Wednesday, August 4, 2010

What Monogamists Can Learn From Polyamorists

This article is the third in a four part series on polyamory and open and non-traditional relationships. The first article is about open and non-traditional relationships in general, the benefits, the dangers, and how to approach them. The second will discuss jealousy, envy and compersion and how to deal with the issues that opening a relationship could cause. The third discusses and defines various terms. This fourth article will talk about lessons that have been learned in the experience of the polyamorous community which can be applied to any relationship.

The good part of practicing the mainstream, monogamous concept of relationships is that most people you meet engage in the same kind of relationships that you do. You can go to your grandmother for dating advice and be relatively sure that she can at least relate with your situation.

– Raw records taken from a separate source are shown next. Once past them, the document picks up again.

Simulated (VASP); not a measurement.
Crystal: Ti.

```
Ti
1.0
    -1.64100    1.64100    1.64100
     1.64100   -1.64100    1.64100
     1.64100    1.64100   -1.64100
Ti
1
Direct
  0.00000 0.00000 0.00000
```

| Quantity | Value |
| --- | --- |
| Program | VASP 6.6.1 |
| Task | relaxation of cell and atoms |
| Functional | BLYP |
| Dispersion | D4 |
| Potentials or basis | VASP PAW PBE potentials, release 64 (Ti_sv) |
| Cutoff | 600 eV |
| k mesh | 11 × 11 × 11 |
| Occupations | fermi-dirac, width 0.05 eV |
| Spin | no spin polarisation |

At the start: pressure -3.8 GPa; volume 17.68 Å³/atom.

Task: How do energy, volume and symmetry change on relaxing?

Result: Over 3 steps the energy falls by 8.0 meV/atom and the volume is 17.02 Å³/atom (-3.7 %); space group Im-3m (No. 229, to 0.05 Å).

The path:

On the other hand, when you think that there are centuries of knowledge behind what you are doing, you are less likely to think critically about your relationships and how you conduct them. This is where monogamous people can learn a great deal from those who practice polyamory.

The polyamorous community has had to blaze their own trail. Because there is no norm, it is accepted that every polyamorous situation is different and requires individual evaluation. With thousands of people practicing polyamory, many valuable lessons have been learned. Presented here are a few of those learnings which monogamists can learn from.

You Are Unique, Your Relationship Should Be Too
Even if you are monogamous, vanilla, and 'normal' as they come, you and your partner are unique people with unique expectations, unique needs, unique desires. In polyamory, it is understood that nothing can go unsaid in such a complex arrangement. In monogamy, people can get away with not discussing everything, but they do so at their own peril. Nothing actually "goes without saying."

Maybe one partner thinks that leaving dishes in the sink to wash them later is no big deal and the other thinks it is the height of slobbery. Neither partner is wrong here, but if they do not discuss it, both partners are wrong, and conflict is preordained. This applies to everything from the definition of cheating to issues around the house to sex to entertainment preferences and basic conversation.

Suzie says: I was dating this guy and I discovered all this porn on his computer. He was jerkin' it to cyber girls when he was with me. I was so pissed! Who does that? Why would he do that when he had a real life girl?

In Suzie's situation, her boyfriend did not think that porn was a problem. To his mind, it was just pictures. There was no connection. They were hardly real people to him, so how could it be infidelity? To her, all things sexual were in the domain of the relationship. By getting sexual gratification from the images on the screen, he was cheating on her. Neither one is wrong, which means that both partners need to talk about it and come to agreement on what they are both comfortable with.

When in doubt talk about it. Follow the first three rules of polyamory:
Rule #1. Communicate
Rule #2. Communicate
Rule #3. Communicate

All Emotions Are Valid, But Not All Responses Are Acceptable
In polyamory, jealousy is a common issue. It is natural and expected. People in polyamorous relationships have learned that they need to be able to speak openly about their emotional needs or else jealousy will quickly overwhelm the relationship.

In monogamy, jealousy is, hopefully, less of an issue, but there are other emotions which will come up which need to be acknowledged and faced in some way. Examples of such emotions are: dissatisfaction with some aspect of the relationship, attraction to another person, and frustration about some aspect of the other partner.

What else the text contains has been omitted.